Monday, 18 May 2009

A Lone Wolf

New search engine Wolfram Alpha launched in the UK recently. Clearly a lot of man hours have been invested into developing this tool but there are some fundamental failings. The biggest of which will also mark it's eventual downfall and generally marks the downfall of all new search engines, it's not as good as Google.

What has to be congratulated, is the amount of PR that Mr Wolfram obtained for his project. Despite the performance of the search engine, I would imagine that online PR would have been easier to obtain due to the desire from the online community for a rival to Google.

The world needs another search engine. Google recently suffered from a power outage that, despite being less than two hours long, seemed to cause pandamonium in the online world and the bright future of cloud computing was questioned for the first time.

Google is the greatest risk for e-commerce with businesses reliant on traffic from both paid and natural search. Granted, it is a cost effective means of promoting your website but even basic businesses accept that a reliance on one area of the supply chain represents considerable risk to stability.

Mr Wolfram can be comforted however by the fact that far bigger players have also failed when competing against the big G.

Ask tried to change perceptions by being the first search agency to feature multiple formats within their SERP's in what we now refer to colloquially as Universal Search. They have now brought back Jeeves with a view to gaining more brand noise.

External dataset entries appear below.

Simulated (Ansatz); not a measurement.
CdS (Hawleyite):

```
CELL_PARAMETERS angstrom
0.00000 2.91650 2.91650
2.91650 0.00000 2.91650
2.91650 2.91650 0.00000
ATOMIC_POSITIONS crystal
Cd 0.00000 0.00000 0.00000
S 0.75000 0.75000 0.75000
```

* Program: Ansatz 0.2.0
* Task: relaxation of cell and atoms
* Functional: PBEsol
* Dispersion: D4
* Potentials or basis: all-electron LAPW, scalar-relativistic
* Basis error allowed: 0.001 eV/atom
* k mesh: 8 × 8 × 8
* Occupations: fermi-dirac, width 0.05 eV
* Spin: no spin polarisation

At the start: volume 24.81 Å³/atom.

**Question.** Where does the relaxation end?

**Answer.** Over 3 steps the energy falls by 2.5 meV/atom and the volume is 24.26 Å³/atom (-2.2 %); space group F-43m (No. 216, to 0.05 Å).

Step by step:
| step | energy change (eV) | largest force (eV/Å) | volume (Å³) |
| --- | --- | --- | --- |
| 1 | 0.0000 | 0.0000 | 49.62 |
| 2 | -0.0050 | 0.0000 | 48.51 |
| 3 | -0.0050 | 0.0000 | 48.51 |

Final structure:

Yahoo! continues to struggle against the tide. The much hyped Panama change to calculating paid search results failed to ignite revenues in this area of the business and rumours of a takeover by Microsoft continue to rumble on in the background.

MSN has recently launched Bing to try and save face from the failures of Live.com. To be honest, I'm not sure what they have gained here. It wasn't the brand that was the problem with Live, it was the results offered to the users and the speed in which it was capable of updating the index that caused problems.

Cuil launched in 2008 and claimed to have a larger index than any other search engine. Whilst this USP initially generated a lot of interest, once again the users quickly dropped off.

There are a lot more that could be added to this list as well.

There is a very limited window of opportunity for a new search engine to capture users on a permanent basis. If a user has a unsuccessful search using a new search engine, the chances are they will go straight back to Google. Even offering incentives to search in the form of cash rewards or charity donations has failed to change the balance of power. At the end of the day, people search online for the rightresults. When Google gives you the results you want, why go anywhere else?